If memory serves me correct, NEM was profiled as bullish in early June (red 6 on a Pnf Chart) when it triggered a triple-top buy signal at $31. It's PnF chart currently hints at a bullish vertical count of $77, which at this point would only be negated with a trade at $37, just below its October (red A on PnF chart) low.
And just as gold recouped the bulk of yesterday's losses, Treasuries gave back the bulk of yesterday's gains with the benchmark 10-year YIELD ($TNX.X) rising 8.6 basis points to 4.275%. The one comment I heard today from market economists was that he would begin getting concerned for stocks on a near-term basis should the 10-year YIELD move much above the 4.5% level at this point. On a technical basis, the 10-year YIELD found YIELD resistance in August at the 4.6% level.
Here's a quick look at the Pivot Analysis Matrix. Little change today, but the Dow Diamonds (AMEX:DIA) $97.87 +0.24% did trade their WEEKLY R1, and showed some strength within the WEEKLY pivot matrix.
Pivot Analysis Matrix -
In last night's Index Wrap, about the only early correlative support level we could find in the MATRIX was at OEX 513. Tomorrow, the OEX once again looks to be the index to monitor for correlative support, but higher at 515 (DAILY S2 and MONTHLY R1).
I've "dashed green" some very early tentative levels, at the DAILY Pivots and WEEKLY R1s for the DIA, QQQ, BIX.X.
The upside bullish level looks to also have the OEX a key major index tomorrow at DAILY R2 and WEEKLY R1 of 521, 522 to be safe. It would have to be my thought that the MARKET just loves the way things are going if the OEX were to break above 522, and if so, that could have OEX 530 in play.
If yesterday's trade and bullish response to the Fed was just a hoax, the OEX 515, say 514 would fail to hold support.
S&P 100 Index Chart (OEX.X) - Daily Interval
Taking note of correlative support at 515 in tomorrow's matrix, this would be at the MONTHLY R1 and I still think traders need to give at least that much room to things. In fact, early today, with banks having trouble finding much of a bid and markets trading either side of unchanged, I was planning on the OEX trending back into 513, with the thought that market participants were going to sit things out ahead of tomorrow morning's GDP report. The OEX proved me wrong, and traded stronger than that analysis.

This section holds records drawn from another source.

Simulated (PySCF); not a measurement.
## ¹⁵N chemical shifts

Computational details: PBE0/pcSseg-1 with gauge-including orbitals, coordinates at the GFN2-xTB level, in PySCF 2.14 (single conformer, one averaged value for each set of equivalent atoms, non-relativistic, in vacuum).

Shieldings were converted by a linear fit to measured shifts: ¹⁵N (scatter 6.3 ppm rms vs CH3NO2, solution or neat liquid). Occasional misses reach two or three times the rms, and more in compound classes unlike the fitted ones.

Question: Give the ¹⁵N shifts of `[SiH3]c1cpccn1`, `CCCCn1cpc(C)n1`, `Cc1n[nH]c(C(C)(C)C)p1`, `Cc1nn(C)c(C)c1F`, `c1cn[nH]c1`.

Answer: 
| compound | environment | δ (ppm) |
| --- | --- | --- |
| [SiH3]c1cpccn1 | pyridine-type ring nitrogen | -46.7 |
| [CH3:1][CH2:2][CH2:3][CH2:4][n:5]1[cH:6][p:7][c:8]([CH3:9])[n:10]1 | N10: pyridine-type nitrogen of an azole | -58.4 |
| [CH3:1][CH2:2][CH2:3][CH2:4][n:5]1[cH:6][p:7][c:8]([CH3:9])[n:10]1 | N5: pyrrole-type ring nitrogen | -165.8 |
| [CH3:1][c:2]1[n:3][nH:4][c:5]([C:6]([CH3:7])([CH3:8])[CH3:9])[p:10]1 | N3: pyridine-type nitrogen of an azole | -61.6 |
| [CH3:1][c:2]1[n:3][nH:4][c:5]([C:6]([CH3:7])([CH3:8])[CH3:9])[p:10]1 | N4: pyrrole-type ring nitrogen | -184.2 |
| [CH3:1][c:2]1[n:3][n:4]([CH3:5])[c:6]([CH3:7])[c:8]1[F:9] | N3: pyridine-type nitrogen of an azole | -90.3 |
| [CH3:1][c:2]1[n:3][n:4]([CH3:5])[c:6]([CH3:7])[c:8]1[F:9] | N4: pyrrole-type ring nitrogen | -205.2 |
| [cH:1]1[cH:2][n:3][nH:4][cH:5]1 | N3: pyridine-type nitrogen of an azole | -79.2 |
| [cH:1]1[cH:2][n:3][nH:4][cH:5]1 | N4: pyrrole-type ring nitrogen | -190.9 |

I'm going to remove a "cloned" trend we've had on the OEX chart for sometime. It just doesn't seem to be a trend that is in play. However, just as we had cloned that trend and placed it at the September 18 and 19 relative high, where it did appear to be in play on the rally back higher from 496, I'm going to simply slide that cloned trend to the recent highs, challenge the OEX, and if the OEX can get above this downward trend, the I think the "love trade" unfolds with the OEX having potential to WEEKLY R2 and MONTHLY R2 zone.
Should a bull "love" the OEX enough to plow every last dollar of his/her trading account into OEX calls on a break above 522 or 525? No way, but I would "like" a bulls chances should price action move above 522 and MACD see a bullish crossover above its SIGNAL.
Today's trade saw a net gain of 1 stock to a point and figure buy signal in the narrower S&P 100 Bullish % ($BPOEX). Still "bull correction" at 79%, but up from Monday's relative low 77%. Nothing major here, but slight sign of a couple stocks where demand is outstripping supply.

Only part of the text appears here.